Jeffrey Greene: The Hidden Art Behind String Instruments

 
Jeffrey Greene: The Hidden Art Behind String Instruments

Jeffrey Greene is an award-winning poet who has published five poetry collections. He is also the author of a memoir about his life and his home in a little village in Burgundy, as well as four personalised nature books. His poems, short stories, and essays have appeared in numerous publications, including The New Yorker, Poetry, The Nation, Ploughshares, The Kenyon Review Online, Southwest Review, and the anthologies Strangers in Paris, Intimacy, and Nothing to Declare: A Guide to Flash Sequence. In this interview for France Today, he answers Janet Hulstrand’s questions about his latest book, Masters of Tonewood: The Hidden Art of Fine Stringed-Instrument Making.

Thanks so much for giving us the opportunity to learn more about your latest book, Jeffrey. In addition to your wonderful memoir, French Spirits (which is one of my all-time favourite books about France) and your beautiful poetry, you’ve written three books that are in-depth nature studies: The Golden-Bristled Boar; In Pursuit of Wild Edibles; and now, the recently released Masters of Tonewood. How did this wonderful collection of poetic writing about science and nature come into being? 

Thank you, Janet, for these very kind remarks. As you know, French Spirits is about love, family, and a very special home in Burgundy, all leading to my full commitment to a life in France. I wrote the book at a time when the genre of expat travel memoirs enjoyed popularity. However, French Spirits was released just after 9/11, and like many American writers and readers, I experienced a strong shift in mood. Before French Spirits, all my writing had been devoted to poetry, but now I understood that I had acquired a tool, maybe just a voice, to write and publish about environmental issues and nature, subjects close to my heart. I started with Water from Stone, about habitat restoration in Texas, before starting what turned out to be a trilogy of nature books inspired by my experiences in France; I even venture to say in my own backyard.

A neighbour knocks on the door and hands me a quarter of a wild boar, bristles and all, and marvelling at it I wonder why no one has written about one of the crucial animals in human history. Thus, I started The Golden Bristled Boar. In Pursuit of Wild Edibles begins with my memories of growing up with chronically broke, very young parents in the New England woods; it also explores the bounty of local edible plants and garden creatures that make their way even into French haute-cuisine.

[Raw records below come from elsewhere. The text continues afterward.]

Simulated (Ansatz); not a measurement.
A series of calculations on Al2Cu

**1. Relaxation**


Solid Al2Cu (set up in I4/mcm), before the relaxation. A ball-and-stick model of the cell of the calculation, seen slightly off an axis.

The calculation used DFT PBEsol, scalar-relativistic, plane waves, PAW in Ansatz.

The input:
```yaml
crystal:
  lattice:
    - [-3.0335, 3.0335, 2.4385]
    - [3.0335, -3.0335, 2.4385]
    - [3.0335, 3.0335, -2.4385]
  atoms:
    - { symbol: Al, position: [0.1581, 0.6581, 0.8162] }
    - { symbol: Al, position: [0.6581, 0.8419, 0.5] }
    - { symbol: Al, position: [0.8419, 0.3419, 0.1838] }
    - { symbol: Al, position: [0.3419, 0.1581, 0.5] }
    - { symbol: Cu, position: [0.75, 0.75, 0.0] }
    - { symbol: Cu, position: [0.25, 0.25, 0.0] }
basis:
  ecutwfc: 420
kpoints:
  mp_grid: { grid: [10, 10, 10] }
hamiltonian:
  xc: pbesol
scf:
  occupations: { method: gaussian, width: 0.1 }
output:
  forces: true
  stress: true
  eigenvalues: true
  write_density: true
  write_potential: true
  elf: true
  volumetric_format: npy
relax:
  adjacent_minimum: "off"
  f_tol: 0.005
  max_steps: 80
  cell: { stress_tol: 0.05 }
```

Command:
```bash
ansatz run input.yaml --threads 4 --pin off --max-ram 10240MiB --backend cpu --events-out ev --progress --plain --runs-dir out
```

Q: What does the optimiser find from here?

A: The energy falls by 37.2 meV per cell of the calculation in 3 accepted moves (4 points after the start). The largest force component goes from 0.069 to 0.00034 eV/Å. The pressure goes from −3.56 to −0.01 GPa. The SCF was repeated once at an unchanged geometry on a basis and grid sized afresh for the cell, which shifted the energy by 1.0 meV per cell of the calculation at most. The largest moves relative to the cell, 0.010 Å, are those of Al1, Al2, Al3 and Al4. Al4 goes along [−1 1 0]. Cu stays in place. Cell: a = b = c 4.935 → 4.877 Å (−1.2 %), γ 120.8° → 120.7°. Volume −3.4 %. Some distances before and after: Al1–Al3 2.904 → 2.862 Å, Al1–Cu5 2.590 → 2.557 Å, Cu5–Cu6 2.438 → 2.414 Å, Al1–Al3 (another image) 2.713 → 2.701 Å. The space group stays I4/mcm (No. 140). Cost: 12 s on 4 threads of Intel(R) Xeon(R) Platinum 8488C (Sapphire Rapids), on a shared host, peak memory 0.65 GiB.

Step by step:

Most recently my wife Mary, inspired by her Paris professor’s new instrument, commissioned a celebrated young luthier from Angers to make a cello for her. While watching the construction of this cello for a year and a half and realising that most musicians don’t know the forests where the rare resonant wood comes from that makes their stringed instruments visually and tonally beautiful, I wrote Masters of Tonewood.  These nature books are all driven by a sense of wonder and curiosity.

How did your dual interest in nature and in music lead you into the very interesting exploration of the world of luthiers that we learn about in Masters of Tonewood?

Like so many kids, I learned to play a musical instrument. I wanted to play the saxophone, but instead, my father gave me his old clarinet. I performed in a fifth-grade orchestra that gave concerts at other city schools, and then soon after I started playing the guitar and other instruments and writing songs. Ultimately, composing songs led me to writing poetry. Now I only play sporadically, but I have never lost the sense of how a musical instrument is an object constructed for the human body and heart; and how in the hands of a gifted musician, its voice can propel us from heartbreak to ecstasy.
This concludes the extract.